Sunday. East Bergholt.



Old St Mary Church, East Bergholt.



A wonderful night's sleep last night.  
Talked politics at length with John this morning.
Then another picnic packed and John took Dot, N and me as far as East Bergholt where we saw the site of John Constable's home.  Now all one can see is a rather bland but expensive modern home with a plaque near the gate.  I felt a bit cheated and wondered what his home looked like.
  
Then we visited the old St Mary Church that has a conspicuous gap where the bell tower should be.  It was built just before the Reformation, a time when fixtures and fittings such as tall bell towers were considered vainglorious and superstitious.  So the tower was never built.  

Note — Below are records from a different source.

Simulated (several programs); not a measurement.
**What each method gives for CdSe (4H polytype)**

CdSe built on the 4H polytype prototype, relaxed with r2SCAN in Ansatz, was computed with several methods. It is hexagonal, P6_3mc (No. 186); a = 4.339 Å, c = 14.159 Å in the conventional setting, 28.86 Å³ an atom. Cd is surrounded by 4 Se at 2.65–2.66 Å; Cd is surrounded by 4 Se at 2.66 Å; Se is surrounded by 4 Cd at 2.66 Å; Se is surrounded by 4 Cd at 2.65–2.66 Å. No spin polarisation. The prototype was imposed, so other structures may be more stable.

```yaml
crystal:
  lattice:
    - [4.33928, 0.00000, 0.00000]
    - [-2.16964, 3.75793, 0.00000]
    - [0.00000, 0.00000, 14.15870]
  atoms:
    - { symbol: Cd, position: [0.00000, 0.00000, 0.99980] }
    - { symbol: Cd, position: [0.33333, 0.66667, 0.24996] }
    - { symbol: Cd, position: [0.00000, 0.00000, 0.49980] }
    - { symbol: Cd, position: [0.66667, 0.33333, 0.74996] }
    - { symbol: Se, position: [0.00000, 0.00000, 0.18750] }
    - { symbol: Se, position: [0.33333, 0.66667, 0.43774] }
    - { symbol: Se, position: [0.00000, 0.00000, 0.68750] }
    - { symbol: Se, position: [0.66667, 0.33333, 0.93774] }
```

Where the bell tower isn't

So, instead, the five whopping bells are housed in a Medieval 'Bell Cage'.  What a noise it must be when they are rung!  When I looked through the wooden lattice I was surprised to see them hanging upside down, although there is room underneath for them to swing.  I wondered how they are rung. Perhaps with difficulty, as Dot said there had been a bad hand crushing some years ago and the British equivalent to our OSH - the Health and Safety Executive - have intervened.  And anyway there can be no insurance now.  So there's no bell ringing.  Amazingly the bell cage was a temporary structure erected in 1531 if you please!




The bell cage.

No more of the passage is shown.